I haven’t been particularly fond of Disney’s recent string of live-action remakes of their beloved animated classics. While these remakes may make sense from a commercial standpoint, they often lack the artistic charm of their original counterparts. However, when I heard that The Little Mermaid, a personal favorite from the Disney canon, was receiving the remake treatment, I tried to approach it with an open mind.

Although this retread may seem unnecessary, it doesn’t necessarily mean it can’t be enjoyable. With the timeless score by Alan Menken and the brilliant lyrics by Howard Ashman, I wondered how bad it could possibly be.

The verdict is in: it’s not that bad, but it’s also not that good. Similar to many of Disney’s remakes, The Little Mermaid often feels like a dutiful cover version rather than a truly inspired reimagining. The core story remains largely unchanged: King Triton, portrayed by Javier Bardem, forbids mermaids and mermen from venturing to the surface due to the perceived dangers posed by humans. However, his spirited and inquisitive daughter, Ariel, played by Halle Bailey, becomes captivated by the human world through her collection of shipwreck artifacts.

When Bailey’s casting as Ariel was announced, she faced unwarranted backlash online, with some criticizing the decision to cast a Black actress in the role. It was a sad reminder of how certain individuals become infuriated when a remake or reboot deviates from their idealized childhood memories, and how easily racism can be disguised as nostalgia.

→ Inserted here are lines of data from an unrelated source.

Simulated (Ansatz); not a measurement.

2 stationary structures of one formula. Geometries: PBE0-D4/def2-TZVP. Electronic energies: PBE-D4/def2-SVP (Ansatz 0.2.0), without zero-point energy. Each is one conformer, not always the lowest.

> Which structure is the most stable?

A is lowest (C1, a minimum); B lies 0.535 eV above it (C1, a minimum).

As someone with a deep connection to the original Little Mermaid, I must say that Bailey’s casting is one of the few aspects in which this new adaptation displays some refreshing thinking. Her singing voice is as enchanting as the role demands, and although she may not always exude the same vividness in her non-musical scenes, she keeps viewers fully engaged in Ariel’s journey.

The other cast members present a mixed bag of performances. Jonah Hauer-King, portraying Eric, the handsome human prince whom Ariel saves and falls in love with, oscillates between charming and uninspiring. Despite Javier Bardem’s talent, even he struggles to bring much life to the solemnly bearded King Triton, burdened by the movie’s occasionally artificial-looking CGI. Melissa McCarthy injects a wickedly mischievous touch to Ursula, the sea witch with many tentacles, who grants Ariel her wish to become human at a steep price. However, she often leans more towards easy laughs rather than genuine menace.

Perhaps the most disappointing aspect lies with Ariel’s loyal animal companions. Awkwafina’s portrayal of Scuttle, the boisterous seagull, becomes a bit grating with her exaggerated comedic style. Daveed Diggs, known for his role in Hamilton, struggles to make Sebastian, the worrisome crab guiding Ariel, an appealing sidekick. This has less to do with Diggs’ acting and singing abilities and more with the unappealing character designs. The original film’s Sebastian and Ariel’s fish friend, Flounder, stood out due to their delightful cartoonishness, while in this remake, they come across as eerie and lifeless with their visual rendering.